March 30th, 2011 · Comments Off on Tech Blog – Mark Potts
In today’s class, we got to hear from Mark Potts, and I have to say, with all due respect to the others who have spoken to us, I think he was the best guest brought in to COMM361 this semester.
Within an hour or so, Potts shared approximately three to four dozen different and helpful websites that provided great resources or simply examples of particularly well-done and unique storytelling techniques. But I think what I appreciated most was his unconventional opinions on news resources, namely touting the merits of Wikipedia and downplaying the importance of Twitter. The only thing missing was a boxing match between Potts and Professor Klein, who seemed horrified at the suggestion that Twitter was not a big deal. (For the record, my money would be on Klein–he’s the one grading me!)
Potts also acknowledged that Storify does not work for every story, because it asks a lot of the reader to mentally fill in the transitions between quotes. (He once wanted to write a story consisting entirely of quotes but it never panned out.) He stressed the importance of community bloggers, the ones who aren’t doing it for the money but for the passion of helping out their community, suggesting that mainstream news sources could benefit from using these resources–as he put it, “Do what you do best and link to the rest.”
It might seem as though Potts’s visit was pretty rushed and contradicted what we’ve been taught by Klein and other guests, but I found it refreshing and I think it provided a lesson that one man’s trash is another man’s journalism (for lack of better phrase). In other words, every single journalist operates differently. The method and tools that work for you might not come in handy for everyone else. In the increasingly complex world of social media and online storytelling techniques, it’s important to give these new tools a fair shot but it’s also just as important to know your own strengths and what you’re capable of producing. I highly recommend that he be a guest in all future COMM361 classes.
Tags: Comm361 · Student Blog Posts
March 29th, 2011 · Comments Off on Skype session with Kevin Anderson
Courtesy of his Twitter; Kevin Anderson: Digital strategist and freelance journalist with more than a decade experience with the Guardian and the BBC. Helping create the future of journalism. FOLLOW HIM ON TWITTER!
On Thursday, March 24, 2011, Anderson skyped in to chat! Being half way accross the world didn’t stop him from making his 3:30 p.m. EST Skype sesh.

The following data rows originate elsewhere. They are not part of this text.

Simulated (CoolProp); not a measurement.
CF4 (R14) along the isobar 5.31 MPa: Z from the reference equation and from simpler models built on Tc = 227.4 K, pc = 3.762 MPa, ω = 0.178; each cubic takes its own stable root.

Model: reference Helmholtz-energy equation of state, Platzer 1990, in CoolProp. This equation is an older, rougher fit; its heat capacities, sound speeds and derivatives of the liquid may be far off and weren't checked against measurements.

Valuable advice given to aspiring job-searching journalists: Go to WordPress.com or Tumblr, set up a blog, start writing and taking pictures. The costs of doing that is almost nothing. Use your moble phone and take pictures of videos. Think of the best ways to tell stories with graphics and data. You need to show you didn’t need that first job to make the initiative.
Anderson said, “With BBC, I did interviews with military bloggers. One of the most powerful radio programs is I got three soldiers together talking about their experiences. With a joint interview, you can usually get more out of them; you can have them talking to eachother. They all conversed and shared their stories. I still get shivers when I think of that radio program.”
Storify has been a hot topic in the Online Journalism classroom the entire semester. He did raise caution with one aspect of the site. “Its grat to collect material, but make sure you use the text tool to add content to what youre making,” said Anderson.
Professor Steve Klein responded with, “So in otherwise, bridge the material with good old fashioned writing.”
“Absolutely,” said Anderson.
Twitter. On the topic of media giant Twitter, Anderson said talked about maps and locations. In all seriousness, he said that he includes his location in his tweets so he can map them later. Although, don’t do that in Syria because you don’t want to encourage an air strike.
Relating to online journalism and storytelling. Anderson wrapped up the Skype sesh with, “You couldn’t tell the horror without the Japanese tsunami without the videos. And that is a small example of it. You can’t tell the story of the revolution in Egypt without the voices or the people submitting their videos online.”
Tags: Comm361 · Storify · Student Blog Posts
February 22nd, 2011 · Comments Off on Skype session with Burt Herman
This is Burt. This is the website he co-founded.
Courtesy of bertherman.com: He is an “Entrepreneurial journalist stoking media revolution. CEO and co-founder of Storify, building the future of journalism. Founder of Hacks/Hackers, bringing together journalists and technologists.”
Great introducation on Burt- now for the BIG news! He skyped with us today from somewhere on the west coast. My guess is Silicon Valley since he is a technology superstar.
He talked about how storify can be a tool to simplify the process of telling a story online. “We have this amazing situation where everyone can be a reporter on the ground” Burt said.
Storify knows that a tweet, is a tweet. A video has certain tags on it. This information is much richer than it would be if you simply just copied and pasted in links.
Professor Steve Klein asked, “How do you stay plugged in? Telling stories is constantly changing becasue of all of these newer online platforms.”
Burt Herman responded with, “I’m hungry to always search new sites out. I get emails everyday from places like mediabistro, mashable; I have tech friends. I do look at twitter, but i do confess, it’s not always a news good source for me. Sharing your idea is the best thing to do. Nobody is going to steal your idea, because they wont care about it as much as you do.” Mark Zuckerberg would.